PM: That would be the posing with the doves…

LK: Exactly, yes, the Robert Mapplethorpe picture. And you, know, we thought, plus Todd was hooked into Woodstock, which was close by Bearsville and also we’d never made a record outside the city, so you know, it seemed like a good move forward.

PM: I guess the isolation too, not just the fact that it’s out of the city but it’s in an isolated environment, and that Todd was hugely comfortable with in terms of being able to whip sounds out right?

LK: Yes, it made it easy to record because Todd worked a lot at Bearsville and lived down the street. We’d had a very public year and I don’t think we thought it was a bad idea to go away for a few weeks and make a record.

PM: Do you  mean it was a public year due to ‘Because The Night’’ being such a big hit?
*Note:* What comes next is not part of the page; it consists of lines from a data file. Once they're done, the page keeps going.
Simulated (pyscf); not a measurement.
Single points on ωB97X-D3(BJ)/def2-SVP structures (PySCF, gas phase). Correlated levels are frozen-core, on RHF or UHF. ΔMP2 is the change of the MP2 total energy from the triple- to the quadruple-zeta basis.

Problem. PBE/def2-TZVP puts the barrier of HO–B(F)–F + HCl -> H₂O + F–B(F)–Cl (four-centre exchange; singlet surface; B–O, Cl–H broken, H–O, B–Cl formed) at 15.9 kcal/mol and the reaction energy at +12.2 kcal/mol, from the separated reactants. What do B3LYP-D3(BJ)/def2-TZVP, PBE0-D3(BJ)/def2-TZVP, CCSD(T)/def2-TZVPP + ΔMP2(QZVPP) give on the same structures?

LK: ‘‘Because the Night’’ was such a big hit, we seemed to tour on a whole new level. We were back after our year of Patti’s rehabilitation so we were in a particularly strong ‘prove it to yourself’ mode, and really feeling our strength as a band. I always think of the third album as the one, if a band reaches it, that you truly come into your own. You know, you’re learning who you are in the first record, and the second record is usually a reaction to the other end of it and you get to the third and you’re confident and you know how make a record and you’ve been through it. Jimmy Iovine who produced Easter really worked very deliberately with us so it was a good experience, and we grew a lot as a band on that thing and then it came time to make the next record. We began somewhere around Thanksgiving of ‘78, if I remember, and spent a good portion of the winter making the record. We recorded most of it in December and early January, and then we mixed and remixed until it came out.

PM: Yea, there were two mixes right? What’s the deal there?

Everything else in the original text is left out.